When Japanese überhip retailer Uniqlo arrived in San Francisco this fall, it went searching for local celebrities to promote its new Union Square store. It was on the hunt, says director of global marketing Kensuke Suwa, for cultural icons who were "transforming" their respective fields "through innnovation." Among those it selected (and who now grace ads splashed across the city) were Mission Chinese Food chef and entreprenuer Danny Bowien, Oakland songrestress and human rights advocate Goapele, and beautiful-living guru Brit Morin.
Wait, Brit who?
Exactly. The 26-year-old's PR team is working overtime to position Morin, a veteran of Apple and Google, as the Martha Stewart of the app-tapping generation—a bold claim for an untested entreprenuer whose first property, a glorified blog featuring hipster craft projects, hit the Internet just a year ago.

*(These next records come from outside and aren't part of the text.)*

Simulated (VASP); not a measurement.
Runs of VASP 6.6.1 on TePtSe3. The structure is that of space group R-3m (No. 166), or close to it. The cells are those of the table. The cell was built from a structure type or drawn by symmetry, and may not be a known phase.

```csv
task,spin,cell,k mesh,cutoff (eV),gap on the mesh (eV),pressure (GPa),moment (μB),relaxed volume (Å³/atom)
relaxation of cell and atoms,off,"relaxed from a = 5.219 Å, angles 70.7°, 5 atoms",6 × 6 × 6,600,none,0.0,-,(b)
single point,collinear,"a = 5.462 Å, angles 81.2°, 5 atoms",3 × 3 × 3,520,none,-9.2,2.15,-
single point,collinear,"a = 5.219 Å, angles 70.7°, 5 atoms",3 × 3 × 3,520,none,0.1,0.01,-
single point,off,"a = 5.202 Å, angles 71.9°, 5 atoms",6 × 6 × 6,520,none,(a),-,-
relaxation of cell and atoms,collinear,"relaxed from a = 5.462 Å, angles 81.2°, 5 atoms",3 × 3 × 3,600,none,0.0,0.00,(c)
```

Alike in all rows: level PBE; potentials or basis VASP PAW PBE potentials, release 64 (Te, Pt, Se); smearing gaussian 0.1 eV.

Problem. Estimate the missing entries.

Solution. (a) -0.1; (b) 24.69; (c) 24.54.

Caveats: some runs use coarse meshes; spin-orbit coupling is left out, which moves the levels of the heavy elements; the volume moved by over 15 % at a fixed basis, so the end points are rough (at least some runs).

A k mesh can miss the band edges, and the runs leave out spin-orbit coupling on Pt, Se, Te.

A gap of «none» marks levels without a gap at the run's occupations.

But within those 12 months, Morin has scored gigs as a tech lifestyle contributor for People, NBC’s Today, and Katie Couric’s new daytime program, Katie. Executives from NBC, Time, and Condé Nast, who periodically trek out to Silicon Valley for clues on where media are headed, have all consulted with her. Along the way, Morin’s venture, Brit+Co., has secured funding from Silicon Valley A-listers like Kleiner Perkins’s Aileen Lee (through her independent Cowboy Ventures fund), Yahoo CEO Marissa Mayer, and Peter Thiel’s Founders Fund. And it’s currently on track to hit 2 million unique users this year.
I’m standing with Morin across the street from AT&T Park, on the top floor of a triple-decker loft that serves as Brit+Co. headquarters. She’s showing off boxes of buttons and ribbons as she describes a new commerce angle she launched this fall: monthly “Brit Kits” for do-it-yourself projects like LED-filled balloons, and starter boxes with basic tools for those who don’t know a hole punch from a glue gun. “People are really interested in this world of making and creating, but they don’t know how to get started,” Morin says.
It’s easy to see why people are drawn to this would-be queen of the household arts. She has a girly-girl core wrapped up in a polished exterior. Her outfits are hip and handcrafted, but immaculately put together. Her hair swings loose, but it’s glossy in a way that doesn’t just happen. And while she’s got Martha’s drive and focus, her sparkling smile seems constantly on the verge of breaking into a laugh.